For nine years, they worked relentlessly to get the U.S. Hispanic Chamber of Commerce to bring its annual convention to Salt Lake City. Their persistence paid off.

Up to 7,000 members of the organization are expected to fill Grand America Hotel in Salt Lake City Monday and Tuesday, participating in seminars, networking and listening to a group of speakers, including House Speaker Nancy Pelosi, D-Calif., and Julián Castro, secretary of the U.S. Department of Housing and Urban Development.

Maria Contreras-Sweet, who runs the U.S. Small Business Administration, also will address conventioneers and plans to meet with a group of Salt Lake City Hispanic business people during her visit.

"Hosting this convention is a tremendous honor," said Salazar, 61, an Ogden construction company owner and convention chairman. He also will become the association's chairman-elect at the session and then serve as chairman in 2016.

"Who would think a Utah boy would take a position like this?" he quipped, adding, "it's truly humbling. When you're the chair of an organization that has 3.2 million members, 200 local chambers, over 200 corporate partners and a multitude of different associations, it can be intimidating. But I relish the challenge."

Getting an organization as large as the Hispanic Chamber to meet in a smaller city was a challenge, too, pitting Salt Lake City against cities like Chicago and Philadelphia.
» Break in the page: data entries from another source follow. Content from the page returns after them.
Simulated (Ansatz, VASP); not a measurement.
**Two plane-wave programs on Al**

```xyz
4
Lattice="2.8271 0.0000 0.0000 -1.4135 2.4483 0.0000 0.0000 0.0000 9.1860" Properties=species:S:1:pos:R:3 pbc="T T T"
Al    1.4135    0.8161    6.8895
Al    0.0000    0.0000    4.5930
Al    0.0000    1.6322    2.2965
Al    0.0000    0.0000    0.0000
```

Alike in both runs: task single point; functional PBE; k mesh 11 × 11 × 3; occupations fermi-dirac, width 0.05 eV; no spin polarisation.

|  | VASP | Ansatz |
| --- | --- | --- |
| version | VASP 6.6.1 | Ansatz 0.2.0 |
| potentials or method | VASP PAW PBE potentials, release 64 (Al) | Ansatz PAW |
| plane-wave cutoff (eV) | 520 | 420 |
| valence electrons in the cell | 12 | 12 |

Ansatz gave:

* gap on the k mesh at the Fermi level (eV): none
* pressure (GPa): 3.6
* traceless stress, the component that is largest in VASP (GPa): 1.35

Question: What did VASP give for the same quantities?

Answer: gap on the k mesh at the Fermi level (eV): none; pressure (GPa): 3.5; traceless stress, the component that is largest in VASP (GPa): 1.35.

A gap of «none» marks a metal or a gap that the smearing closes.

But Salazar, co-founder of the Ogden Hispanic Chamber of Commerce, kept plugging away at it with able assistance from Rendon, a senior vice president for Zions Bank, and other Salt Lake Hispanic Chamber leaders. Visit Salt Lake promoted the city hard, too, and Gov. Gary Herbert made a significant difference with a personal pitch to the national organization's executive board, he said.

"If Utah wasn't so fiscally sound and one of the top places to do business in the country, this [meeting] wouldn't have happened here," added Salazar, founder and president of Creative Times Inc., which has worked on more than 1,000 projects for public sector agencies such as the U.S. Air Force, General Services Administration and the U.S. Army Corps of Engineers.

He said Hispanic business people in Utah could benefit greatly by attending sessions, maintaining that "something will occur that will impact your bottom line. Even the networking — it's like speed dating for business. If you want to get up close and personal with some big national players, there are opportunities here you wouldn't get elsewhere."

Salazar said he is confident conventioneers will be impressed by what they will find in Salt Lake City, from the geographic setting and opulent hotel accommodations to the character of Utah's Hispanic business community.

"Hispanic businesses in Utah are vibrant. They're energetic. They've gone through the litmus test and passed. They mirror what's happened nationally," he said.

Added Rendon: "This is really about American business. All Hispanic businesses pay taxes. They put people to work. They give back to the community. It's all about American business — and that we're proud to be Hispanic."